With the Web site Yelp still responding to allegations by San Francisco businesses that it manipulates the prominence of positive and negative reviews, some Chicago merchants are adding to the heat.
They allege that Yelp representatives have offered to rearrange positive and negative reviews for companies that advertise on the site or sponsor Yelp Elite parties.Ina Pinkney of Ina's restaurant in the West Loop said that last summer a Yelp salesperson offered to "move up my good reviews if I sponsored one of their events. They called it rearranging my reviews."
Other Chicago businesses told the Tribune of similar experiences but asked to remain anonymous.
Since the allegations were first reported in a San Francisco alternative weekly in mid-February, Yelp's CEO Jeremy Stoppelman has been taking his side of the story in this controversy to the Web, the media and even Twitter.
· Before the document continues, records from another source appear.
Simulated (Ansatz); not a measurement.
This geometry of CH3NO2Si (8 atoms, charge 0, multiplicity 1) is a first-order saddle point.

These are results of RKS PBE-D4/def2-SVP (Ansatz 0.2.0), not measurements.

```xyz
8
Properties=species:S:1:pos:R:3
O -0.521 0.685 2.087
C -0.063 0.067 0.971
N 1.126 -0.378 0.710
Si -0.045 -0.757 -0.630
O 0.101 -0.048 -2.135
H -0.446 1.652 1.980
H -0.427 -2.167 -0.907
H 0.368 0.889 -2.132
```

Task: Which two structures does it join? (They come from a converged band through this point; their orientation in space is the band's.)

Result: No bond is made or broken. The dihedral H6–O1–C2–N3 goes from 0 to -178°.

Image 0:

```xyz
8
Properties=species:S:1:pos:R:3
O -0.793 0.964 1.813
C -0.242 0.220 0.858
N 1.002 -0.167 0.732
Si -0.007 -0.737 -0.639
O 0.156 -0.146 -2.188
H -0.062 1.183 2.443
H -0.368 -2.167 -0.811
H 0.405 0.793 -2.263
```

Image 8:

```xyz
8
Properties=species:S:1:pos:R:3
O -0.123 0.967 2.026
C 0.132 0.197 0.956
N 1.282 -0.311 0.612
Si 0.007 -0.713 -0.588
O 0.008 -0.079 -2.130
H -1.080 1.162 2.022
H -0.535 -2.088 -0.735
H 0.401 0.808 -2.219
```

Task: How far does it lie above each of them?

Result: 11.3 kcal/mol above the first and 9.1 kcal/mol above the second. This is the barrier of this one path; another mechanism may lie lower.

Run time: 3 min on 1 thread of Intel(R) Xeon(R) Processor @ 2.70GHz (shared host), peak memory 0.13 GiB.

In a conversation with the Tribune, Stoppelman denied the allegations, saying, "I guarantee that there is no link between" review placement and advertising. He said that the people selling the ads have no access to the architecture of the site and so cannot influence placement or review content.
"While it's possible that there is a game of telephone going on and certain people misunderstood what was being offered, I think we have so many safeguards and rules in place that people should know what they are getting into."
Yelp launched in San Francisco in 2004 and today boasts branches in most major American cities, including Chicago. It was founded as a place where ordinary people could share opinions on local businesses. Yelp says that in January 2009 its sites were used by 18.5 million unique visitors, up from 7 million in January 2008.
Local restaurant marketer Cindy Kurman calls Yelp "a good idea and great marketing tool."
She also says it's widely believed in the Chicago restaurant community that "if you are a Yelp advertiser or sponsor you are going to have the opportunity for more favorable reviews. But I think the whole thing should be clear to the consumer and Yelp shouldn't take a holier-than-thou attitude about it."
In defending Yelp's practices, Stoppelman said most recently on a post on Yelp's official blog, "We have every reason to trust the smart, hard-working and ethical salespeople who work at Yelp."
On the blog he said that Yelp safeguards against such practices by ensuring that salespeople don't sit on the same floor as those who can manipulate the site; salespeople sign an agreement that they will not post reviews while they are employed at Yelp; and advertisers are asked to confirm by phone and Internet survey that they understand their ads are not connected to reviews. He even cited an instance when a salesperson was fired for encouraging a friend to post a positive review about a prospective advertiser.
Since the allegations first emerged, other businesses have come forward with claims. One is attorney Jason Luros. Last fall, Luros says, there were two positive reviews for his law firm, Hudson & Luros in Napa, Calif.
"But then one of our reviews mysteriously disappeared," he told the Tribune. "So I contacted Yelp and was given the usual canned response about how no humans control the reviews. But when I said I would consider advertising if they restored the review, it mysteriously reappeared."
Lorenzo Puertas says his restaurant Croll's Pizza & Deli in Alameda, Calif., also garnered several good reviews on Yelp, but when he turned down an offer to advertise with the site last fall, "at least three good reviews disappeared, and since then we've gotten nothing but bad reviews."
Although the Tribune talked to several businesses that allege they were offered or received favors for advertising or sponsorship and vice versa, many also reported good experiences with Yelp. "I've had nothing but positive experiences with Yelp," said Gina Karatasios, co-owner of Venus in Greektown. "Even when I called to cancel my ad with them before the contract expired, they were nice about it."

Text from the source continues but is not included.